UPDATE: After this column was posted midday on Thursday, the Rizzo statue was vandalized. I strongly condemn that — destruction never solves anything. As before, I hope Mayor Kenney and other civic leaders reach a wise decision on the statue's fate…the sooner the better.
ORIGINAL POST: As the crowd of more than 1,000 people surged down North Broad Street, a chant slowly began to build. "Rizzo must go! Rizzo must go!" A thin blue line of Philly cops grew thicker as the throng drew closer to City Hall in the August gloaming, and for a second, it was easy to feel as though you were back in 1978, the year when a left-leaning coalition just like this one rose up and defeated a City Charter change that would have allowed the city's then-controversial and bombastic ex-cop mayor, Frank Rizzo, to seek a third term.
That is, until you looked around and saw the array of iPhone 7s and Galaxy 8s that twinkled in the twilight, recording Wednesday's "Philly Is Charlottesville" march for sites like Facebook (which surely would have been brimming with anti- and pro-Rizzo screeds had it existed in the old Philadelphia of Dr. J and Harold Melvin and the Blue Notes). Once again, the City of Brotherly Love is deep into a family feud over Frank Rizzo, except this time, many of the marchers harboring visions of pulling down, 1989-Lenin-style, the Bambino's hulking statue from its Municipal Services Building perch weren't even born when Rizzo succumbed to a heart attack on the campaign trail in 1991.

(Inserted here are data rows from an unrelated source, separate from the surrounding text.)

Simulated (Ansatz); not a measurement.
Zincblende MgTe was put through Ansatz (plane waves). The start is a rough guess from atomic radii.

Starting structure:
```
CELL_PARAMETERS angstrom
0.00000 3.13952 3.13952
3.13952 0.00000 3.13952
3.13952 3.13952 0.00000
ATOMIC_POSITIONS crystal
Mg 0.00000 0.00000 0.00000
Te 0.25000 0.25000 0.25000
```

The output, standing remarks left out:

The activists — prodded by City Council's liberal lion, Helen Gym, with a friendly nod so far from Mayor Kenney — say Philadelphia is celebrating an era of police terror and de facto white supremacy when it exalts Rizzo. I came of age during the '70s — but not here — so I can't share my personal rose-tinted maybe-a-bigot-but-with-a-heart-of-gold memories of the Rizzo swagger like other writers at this joint. But I've met enough African Americans who grew up feeling as though they lived in occupied territory during the '70s to agree with Gym and the other naysayers. Rizzo's legacy doesn't deserve a bronze idol — but it can't be whitewashed, either, or tossed onto a scrap heap.
There's a deeper issue here. For a city that depends heavily on historical tourism, the truth is that Philadelphians don't know much about history — real Philly history. The other day, someone posted an image from the city's 1944 transit strike, when the wartime federal government ordered SEPTA's forerunner to promote eight blacks to positions like motorman and conductor — and the white workforce walked off the job, crippling the city at a time when local defense plants were critical for defeating the Nazis and imperial Japan. Several people on Twitter told me they had never heard of this and were shocked to learn of it. And yet so much of what Philadelphia still struggles with today — from persistent labor discrimination to the "white flight" that coincided with integration — is rooted in episodes like this.
In 2017, we want our schools to produce graduates who aren't just good future workers but also good, informed (and voting) citizens. But to get there — and to really ponder how the Cradle of Liberty came to be the state with the most unequal education funding, for example — our kids will need to handle the truth about a past that includes much more racism and, yes, white supremacy, than we care to admit.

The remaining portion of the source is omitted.